Heathrow strike by ground handlers to go ahead after pay talks fail

Strikes planned by hundreds of workers at London’s Heathrow airport will go ahead on Friday, union leaders said, with further dates announced for action over the Christmas and New Year period, as per media reports.

Unite said ground handlers at Britain’s biggest airport had rejected the latest “miserable” pay offer from their employer, Menzies, The Guardian reported.

The workers will go ahead with a 72-hour strike beginning at 4 a.m. on Friday and a further 72-hour strike is planned, beginning on December 29 and ending at 3.59 a.m. on January 1.

The dispute involves more than 400 workers employed by Menzies as ground handlers operating from Heathrow terminals 2, 3 and 4, The Guardian reported.

The post-Christmas stoppage would also coincide with the planned strike by Border Force staff, Unite said.

Unite General Secretary, Sharon Graham, said: “This is a classic case of an employer that can fully afford to pay workers a fair pay increase but has chosen not to.

“Menzies needs to stop making excuses and make a pay offer that meets our members’ expectations.”

The strike is unlikely to cause widespread disruption for passengers departing from Heathrow, with neither British Airways, which operates around half of all Heathrow flights, nor Virgin Atlantic affected.

A Heathrow spokesperson said: “We are aware of industrial action proposed by Menzies colleagues from December 16-18.

“We encourage airport partners who would be affected to continue with their contingency planning and we will support them to minimise the impact on passengers.”

During previous similar industrial action in November, Heathrow said no flights were cancelled as a result of the strike, The Guardian reported.

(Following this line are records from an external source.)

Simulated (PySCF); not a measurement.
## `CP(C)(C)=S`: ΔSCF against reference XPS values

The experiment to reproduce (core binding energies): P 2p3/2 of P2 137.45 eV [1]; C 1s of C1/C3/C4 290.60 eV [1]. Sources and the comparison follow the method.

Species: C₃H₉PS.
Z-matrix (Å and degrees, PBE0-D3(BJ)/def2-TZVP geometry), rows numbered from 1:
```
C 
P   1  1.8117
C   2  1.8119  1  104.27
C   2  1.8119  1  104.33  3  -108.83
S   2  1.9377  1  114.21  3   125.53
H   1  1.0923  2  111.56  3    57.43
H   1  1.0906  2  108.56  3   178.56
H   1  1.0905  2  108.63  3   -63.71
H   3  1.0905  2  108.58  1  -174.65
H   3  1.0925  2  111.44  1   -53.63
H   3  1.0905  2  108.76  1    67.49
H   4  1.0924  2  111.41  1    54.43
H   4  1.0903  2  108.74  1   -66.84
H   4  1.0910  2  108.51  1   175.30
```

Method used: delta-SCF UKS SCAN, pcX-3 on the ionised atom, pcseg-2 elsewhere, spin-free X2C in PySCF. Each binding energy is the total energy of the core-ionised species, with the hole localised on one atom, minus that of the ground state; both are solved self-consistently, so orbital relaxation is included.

The Border Force strike is likely to affect only inbound flights and while it will probably cause delays and longer queues through immigration for returning holidaymakers after Christmas, airlines have said they are confident that they will be able to operate flights without widespread disruption.

The additional strikes by Unite will add to the general wave of industrial action over the winter, with nurses striking on Thursday and more rail strikes starting again on Friday, The Guardian reported.